Newsletters

AOC Backs Out of Rabin Event

A Blow to The Lobby

Rep. Alexandria Ocasio-Cortez was scheduled to participate in an event honoring the legacy of Israeli Prime Minister Yitzhak Rabin this month. The memorial had been organized by the group Americans for Peace Now (APN), who tweeted that AOC would “reflect on fulfilling the courageous Israeli leader’s mission for peace and justice today in the US and Israel.” News of the event quickly spread on Twitter and the congresswoman received a barrage of backlash over her involvement, from Palestinians and advocates for the Palestinian cause. Soon after, AOC backed out of it.

While Rabin (who was assassinated by an Israeli right-wing extremist in 1995) has been reimagined by liberal Zionists as a symbol of peace, that’s certainly not how most Palestinians view him. He was an operations officer during the 1948 war and signed the order to expel over 50,000 Palestinians from their homes in the “Lydda Death March.” He instructed the Yiftach Brigade to show no mercy during the ethnic cleansing, telling them “the inhabitants of Lydda must be expelled quickly, without regard to age.” During the First Intifada, Rabin allegedly told soldiers to break the bones of any Palestinian who resisted.

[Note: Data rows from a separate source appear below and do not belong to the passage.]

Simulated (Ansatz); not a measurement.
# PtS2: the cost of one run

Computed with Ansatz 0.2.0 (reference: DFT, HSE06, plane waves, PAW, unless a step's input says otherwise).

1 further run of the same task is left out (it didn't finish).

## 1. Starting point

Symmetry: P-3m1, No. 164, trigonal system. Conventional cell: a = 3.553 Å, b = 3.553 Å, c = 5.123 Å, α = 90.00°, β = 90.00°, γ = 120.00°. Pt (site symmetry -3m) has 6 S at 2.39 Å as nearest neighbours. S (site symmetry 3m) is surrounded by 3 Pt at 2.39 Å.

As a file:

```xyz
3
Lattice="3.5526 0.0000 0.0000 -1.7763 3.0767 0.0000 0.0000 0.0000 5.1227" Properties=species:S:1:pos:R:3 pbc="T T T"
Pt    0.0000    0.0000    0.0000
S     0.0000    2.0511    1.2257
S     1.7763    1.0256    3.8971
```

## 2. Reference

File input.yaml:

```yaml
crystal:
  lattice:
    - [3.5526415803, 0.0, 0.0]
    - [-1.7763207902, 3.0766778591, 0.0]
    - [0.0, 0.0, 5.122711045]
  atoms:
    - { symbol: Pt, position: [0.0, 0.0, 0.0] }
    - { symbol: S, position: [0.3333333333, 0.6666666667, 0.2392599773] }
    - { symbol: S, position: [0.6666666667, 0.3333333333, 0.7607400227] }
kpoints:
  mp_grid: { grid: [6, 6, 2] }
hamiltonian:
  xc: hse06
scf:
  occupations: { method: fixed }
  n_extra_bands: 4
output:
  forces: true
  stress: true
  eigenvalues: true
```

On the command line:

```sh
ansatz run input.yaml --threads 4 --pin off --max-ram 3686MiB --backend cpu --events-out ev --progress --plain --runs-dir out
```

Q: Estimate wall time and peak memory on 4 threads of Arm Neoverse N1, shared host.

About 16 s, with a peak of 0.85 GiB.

Groups like APN champion his connection to the Oslo Accords in 1993, but if you’re reading this newsletter you probably already know that the whole thing was a sham. The late, great Edward Said called the agreement, “an instrument of Palestinian surrender.” In his book The End of the Peace Process, Said wrote, “No negotiations are better than endless concessions that simply prolong the Israeli occupation. Israel is certainly pleased that it can take the credit for having made peace, and at the same time continue the occupation with Palestinian consent.”

Twenty-seven years later, all of Said’s warnings have turned out to be true. Here’s what Jon Schwarz and Alice Speri wrote at The Intercept on the 25th anniversary of the agreement:

Who was right? Who was wrong? The answer is obvious from the silence this week of Oslo’s proponents — on the 25th anniversary of the accord. There are no op-eds from former State Department officials congratulating themselves on their hard work and diligence. Bill Clinton has not taken to Twitter to reminisce about that hallowed day.

They all realize, of course, that it would be ridiculous if they did. Today there is no Palestinian state, no peace — and no sign there ever will be either. Since Oslo, about 10,000 Palestinians have been killed by Israel, several thousand of them women and children, and more than 1,500 Israelis have been killed by Palestinians. The West Bank and Gaza have been politically severed from each other, even as the number of Israeli settlers has grown from about 250,000 in 1993 to 600,000 today. And the Israeli government and populace have grown more and more extreme, to the point that Prime Minister Benjamin Netanyahu, who once was seen as occupying the far-right of the political spectrum, now is part of the sensible center.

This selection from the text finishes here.